Find the sum of the following APs.

(i) \(2, 7, 12 ,\,\dots,\) to \(10\) terms.

(ii) \(- 37, - 33, - 29,\,\dots, \)to \(12\) terms

(iii) \(0.6, 1.7, 2.8 ,\,\dots,\) to \(100\) terms

(iv) \(\begin{align}\frac{1}{{15}},\frac{1}{{12}},\frac{1}{{10}},\end{align}\)........., to \(11\) terms

 Video Solution
Arithmetic Progressions
Ex 5.3 | Question 1

Text Solution

(i) \(2, 7, 12 ,\,\dots,\) to \(10\) terms.

What is Known?

The AP \(2,7,12,\, \dots\)

What is Unknown?

Sum upto \(10\) terms of the AP.

Reasoning:

Sum of the first \(n\) terms of an AP is given by \({S_n} = \frac{n}{2}\left[ {2a + \left( {n - 1} \right)d} \right]\)
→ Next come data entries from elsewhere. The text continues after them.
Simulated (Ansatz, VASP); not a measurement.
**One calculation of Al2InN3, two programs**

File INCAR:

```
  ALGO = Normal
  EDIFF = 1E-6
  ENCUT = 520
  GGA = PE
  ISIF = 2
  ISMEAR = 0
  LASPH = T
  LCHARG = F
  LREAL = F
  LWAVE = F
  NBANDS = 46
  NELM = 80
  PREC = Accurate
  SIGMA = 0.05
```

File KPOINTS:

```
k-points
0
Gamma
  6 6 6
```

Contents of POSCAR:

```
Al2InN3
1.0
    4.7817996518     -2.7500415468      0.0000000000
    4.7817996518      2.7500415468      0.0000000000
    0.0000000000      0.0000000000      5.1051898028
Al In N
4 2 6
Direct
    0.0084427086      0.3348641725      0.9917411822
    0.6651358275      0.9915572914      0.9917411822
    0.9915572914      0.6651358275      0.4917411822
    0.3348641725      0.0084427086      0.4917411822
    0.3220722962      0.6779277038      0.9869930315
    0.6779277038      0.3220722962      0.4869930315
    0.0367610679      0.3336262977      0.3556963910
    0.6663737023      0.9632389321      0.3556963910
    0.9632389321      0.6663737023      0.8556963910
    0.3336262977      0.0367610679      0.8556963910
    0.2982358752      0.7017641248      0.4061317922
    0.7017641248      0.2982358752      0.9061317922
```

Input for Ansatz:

Where \(a\) is the first term, \(d\) is the common difference and \(n\) is the number of terms.

Steps:

Given,

  • First term, \(\begin{align}{a = 2}\end{align}\)
  • Common Difference, \(d = 7 - 2 = 5\)
  • Number of Terms, \(\begin{align}n = 10\end{align}\)

We know that Sum up to \(n^\rm{th}\) term of AP,

\[\begin{align}{S_n} &= \frac{n}{2}\left[ {2a + \left( {n - 1} \right)d} \right]\\{S_{10}} &= \frac{{10}}{2}\left[ {2\left( 2 \right) + \left( {10 - 1} \right)5} \right]\\ &= 5\left[ {4 +  9 \times  5 } \right]\\ &= 5\left[ {4 + 45} \right]\\ &= 5 \times 49 \\&= 245\end{align}\]

 

(ii) \(- 37, - 33, - 29,\,\dots, \)to \(12\) terms

What is Known?

The AP \(-37, -33, -29, \dots\)

What is Unknown?

Sum up to \(12\) terms

Reasoning: 

Sum of the first \(n\) terms of an AP is given by \({S_n} = \frac{n}{2}\left[ {2a + \left( {n - 1} \right)d} \right]\)

Where \(a\) is the first term, \(d\) is the common difference and \(n\) is the number of terms.

Steps:

Given,

  • First term, \(\begin{align}a = -37\end{align}\)
  • Common Difference, \(d = ( - 33) - ( - 37) = 4\)
  • Number of Terms, \(\begin{align}n = 12\end{align}\)

We know that Sum upto  \(n^\rm{th}\) term of AP,

\[\begin{align}{S_n} &= \frac{n}{2}\left[ {2a + \left( {n - 1} \right)d} \right]\\{S_{12}} &= \frac{{12}}{2}\left[ {2\left( { - 37} \right) + \left( {12 - 1} \right)4} \right]\\ &= 6\left[ { - 74 + 11 \times 4} \right]\\& = 6\left[ { - 74 + 44} \right]\\& = 6\times\left( { - 30} \right)\\& = - 180\end{align}\]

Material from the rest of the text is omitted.